Ascended Fanon: The "Castle" head on the second Snowfield stage seems to be a modified version of a fan-made head of the same name from the Fan-Ball wiki, a Dan-Ball fan community.
Same for the "Copter" species in the mountain and snowfield, except in this case it's exactly the same.
Beef Gate / Forced Level Grinding: There are (so far) four bosses which, for their level, are really tough to beat, having multiple attacks they can use to beat your party to a pulp. They've come to be called "Mega Bosses", and each is fought completely alone in an area marked by a different icon from the usual square dot on the world map. The first two are evenly spaced at level 20 and 40, but the third is just level 50, and the fourth is level 70.
Boss Battle: Every single area ends with a boss battle, and even though you can skip the other sections of a level just by dragging one of your guys to the "Next" sign, you must defeat the boss and all its minions to clear the level.

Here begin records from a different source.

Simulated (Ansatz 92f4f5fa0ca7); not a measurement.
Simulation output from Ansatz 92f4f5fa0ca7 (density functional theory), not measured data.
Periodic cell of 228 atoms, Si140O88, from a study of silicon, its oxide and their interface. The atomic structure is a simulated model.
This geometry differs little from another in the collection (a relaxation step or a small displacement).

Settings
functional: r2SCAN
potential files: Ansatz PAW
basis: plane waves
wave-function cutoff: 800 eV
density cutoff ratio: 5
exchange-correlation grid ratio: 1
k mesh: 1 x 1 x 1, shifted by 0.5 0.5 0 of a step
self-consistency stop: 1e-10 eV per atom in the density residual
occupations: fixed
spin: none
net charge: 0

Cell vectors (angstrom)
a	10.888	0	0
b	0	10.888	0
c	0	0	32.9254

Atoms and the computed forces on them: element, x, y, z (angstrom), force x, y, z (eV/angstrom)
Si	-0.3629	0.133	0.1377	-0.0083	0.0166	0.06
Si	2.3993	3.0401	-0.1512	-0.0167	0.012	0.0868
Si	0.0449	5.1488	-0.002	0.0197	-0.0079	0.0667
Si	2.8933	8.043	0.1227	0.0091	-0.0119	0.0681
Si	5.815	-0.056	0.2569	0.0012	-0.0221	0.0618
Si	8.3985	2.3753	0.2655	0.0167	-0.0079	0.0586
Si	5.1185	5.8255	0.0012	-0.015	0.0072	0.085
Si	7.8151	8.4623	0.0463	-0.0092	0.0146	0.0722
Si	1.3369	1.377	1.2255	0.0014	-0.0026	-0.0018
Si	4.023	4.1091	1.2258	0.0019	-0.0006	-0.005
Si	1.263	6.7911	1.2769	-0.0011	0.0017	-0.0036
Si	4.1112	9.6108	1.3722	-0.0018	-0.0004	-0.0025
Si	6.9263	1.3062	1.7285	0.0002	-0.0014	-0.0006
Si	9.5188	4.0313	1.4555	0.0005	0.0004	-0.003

Flunky Boss: Almost every boss has other enemies accompanying it. In some cases, the smaller enemies are the real threat.
Marathon Boss: Some bosses have absolutely outrageous amounts of LP, especially the Mega Bosses. The last one so far has 250000 LP- to put that into perspective, a Boxer in a party leveled to the high 60s wielding a Mach Claw, with about 60 STR and a 75% attack buff from a Priest will be dealing an average of maybe 130 damage per hit.
Boss Rush: The Mountaintop stage. In this 10-screen gauntlet you battle every boss from the rest of the game, except the Mega Bosses. While none of them have been powered up from when you may have seen them before, they're fought in groups of as many as eight at once, and since this stage is nothing but bosses, you have to kill all of them to proceed. On the tenth and final screen you fight a group of four new bosses.
Critical Existence Failure: Averted, but only very slightly. If one of your stickmen's LP is down to 20% or less, he won't move on his own. Of course, aversion is optional; now there's a setting you can change in the options to make them keep moving towards enemies until they break into pieces. And oddly enough that's a useful option to use because generally if you want a character to walk you want it to walk even if it's gonna break.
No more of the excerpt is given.